Friday, April 29, 2011

Friday 80s Flashback for April 29, 2011


[College Rock] -- I turn 43 this week. Now, how do I work my birthday into one of my weekly 80s post? By looking at the years that, in my opinion, most defined me. I'm a believer in the saying that home is where you find out who you are. For me, that would be college ("We are! Penn State!"). And my college years coincided with the heyday of the musical genre known as College Rock, so named because this "alternative" to pop mainstream found a home on many a college radio station. Although known for many independent artists and giving the world "Alternative Rock" (right after its biggest acts went mainstream), College Radio gave rise to such (now) well-known bands as U2 and R.E.M. So, for my birthday, you 80s-philes get quite a gift with this flashback. You know, of course, I won't go the "easy" route with my selections. But can you guess what gems we'll unwrap this week? Read and hear more after the jump.


Star-divide
Flashback #1
"And the ones that love us least  |  are the ones we'll try to please  |  If it's any consolation, I don't begin to understand."

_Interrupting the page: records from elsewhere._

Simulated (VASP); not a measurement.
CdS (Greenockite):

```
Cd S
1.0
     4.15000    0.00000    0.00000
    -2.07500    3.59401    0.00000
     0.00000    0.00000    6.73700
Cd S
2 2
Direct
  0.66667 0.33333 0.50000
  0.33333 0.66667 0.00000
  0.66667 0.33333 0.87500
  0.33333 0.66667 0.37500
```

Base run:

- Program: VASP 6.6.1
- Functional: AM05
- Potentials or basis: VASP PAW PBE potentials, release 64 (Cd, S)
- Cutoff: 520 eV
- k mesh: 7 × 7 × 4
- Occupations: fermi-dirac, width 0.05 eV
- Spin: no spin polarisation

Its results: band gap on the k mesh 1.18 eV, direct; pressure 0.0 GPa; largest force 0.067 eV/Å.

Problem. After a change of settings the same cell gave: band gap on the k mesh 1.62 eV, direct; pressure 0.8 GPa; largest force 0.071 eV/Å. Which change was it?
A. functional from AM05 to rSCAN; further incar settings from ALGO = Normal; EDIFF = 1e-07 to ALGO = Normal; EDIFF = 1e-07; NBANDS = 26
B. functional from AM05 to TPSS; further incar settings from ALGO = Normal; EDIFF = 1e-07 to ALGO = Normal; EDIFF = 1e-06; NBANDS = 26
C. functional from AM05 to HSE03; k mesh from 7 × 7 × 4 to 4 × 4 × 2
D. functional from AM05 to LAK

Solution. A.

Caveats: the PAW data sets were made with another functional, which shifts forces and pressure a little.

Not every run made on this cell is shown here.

If any one band of the 80s could capture the combination of angst, rebellion, and skewed self-image that accompanied most students as they navigated their college years, The Replacements would be that band. The Mats, as they are often called by their fans, formed in 1979 and were active up until the advent of the 90s. Inspired in equal parts by 70s punk as well as the more melodic offerings of bands such as The Beatles and Big Star, The Mats were a drunken revelation with their self-deprecating lyrics and brusing live shows. Our first flashback of the day is lifted from their 1985 release, Tim, which ranks on Rolling Stone's 2003 list of the greatest 500 albums of all time and sits at #4 on the Alternative Press list of the top 99 albums of 1985-1995. But even with all the advance and critical praise Tim received, it barely cracked Billboard Music's top 200. "Bastards of Young" is a swaggering, jangled and nearly abusive ode to the struggles of working class Americans. College students, at least those who had to keep their grades up while working to pay for their books and education, took it as their anthem as well. If you've never heard of The Replacements, it's high time we complete your, um, education. 






Flashback #2
"Wish I new what you were looking for | I might have known what you would find."

Toward the end of the 80s, many of the harbingers of College Rock (U2, R.E.M., even The Replacements) moved from independent to major label deals. A significant percentage of fans were highly disappointed with such signings. But the moves were likely due more to evolution in the record industry than a simple desire to "sell-out." As these bands moved into the mainstream, their recordings took on more polish. This is to be expected when there is more money to spend and better equipment at one's disposal. An excellent example of an independent darling taking on a slicker sheen is The Church's fifth studio album, Starfish (1988). During the recording of this album, the "Australian hippies" of the band found themselves at odds with their LA record producers. Steve Kilbey, lead vocalist and bassist, was even pressured to take singing lessons. But all that work was good for something as this album yielded the band's only international hit, "Under the Milky Way." 






Flashback #3
"Sometimes I even weep | But I dream of her behind the wall of sleep."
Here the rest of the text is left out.